Why is '$\frac{r^2\pi}{d^2}=\frac{\pi}{4}$'? (a.k.a. the ratio between a square and a circle, $a=d$)

Question

When we had the circle in math (a while ago) our math teacher said we should try to find a way to calculate the area of a circle. My friend and I came up with a way to do this: you had to square $d$ and then multiply it with an universal number to get the area of the circle. $$A=d^2\cdot x$$

Our first idea to get the number was by weighing the square $d^2$(for example as a wooden plate) and then cut a circle out, which you had to weigh too. These numbers had to be divided to get the 'universal number'. After that, our teacher told us the formula to calculate the area of a circle, which was $A=r^2\pi$.

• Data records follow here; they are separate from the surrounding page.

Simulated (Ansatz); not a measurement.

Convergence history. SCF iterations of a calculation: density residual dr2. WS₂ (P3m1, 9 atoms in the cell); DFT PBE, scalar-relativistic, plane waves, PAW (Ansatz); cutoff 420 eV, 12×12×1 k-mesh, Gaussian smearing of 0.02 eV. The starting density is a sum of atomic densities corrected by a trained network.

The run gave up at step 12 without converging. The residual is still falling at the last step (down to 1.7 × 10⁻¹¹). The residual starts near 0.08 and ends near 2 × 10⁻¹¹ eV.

Later on I tried to get the number by dividing $ r^2\pi$ (which is the exact area of a circle) with $d^2$. The result was an irrational number: $$x\approx 0.785398$$

Someday I realized that this number was a fourth of pi! That's the back story, my question is now:

Why is $x=\frac{\pi}{4}$

Answer 1

Because the length of a side of the square is equal to the diameter of the circle, and the diameter is twice the radius, the area of the square will be four times the area of a square constructed upon the radius of the circle. You can check this in the figure below (where the letter $a$ has been used in place of $d$):

$\hskip2in$

In symbols: $$d = 2r \quad \implies \quad d^2 = 4r^2. $$ This entails $r^2 = d^2/4$, and ultimately $$ \pi r^2 = \frac{\pi d^2}{4}, \quad \text{or} \quad \frac{\pi r^2}{d^2} = \frac{\pi }{4}$$ whatever the "universal constant" $\pi$ that you need to calculate the area of the circle may be.

Answer 2

Since $r=d/2$, $\pi r^2=(\pi/2^2)d^2$.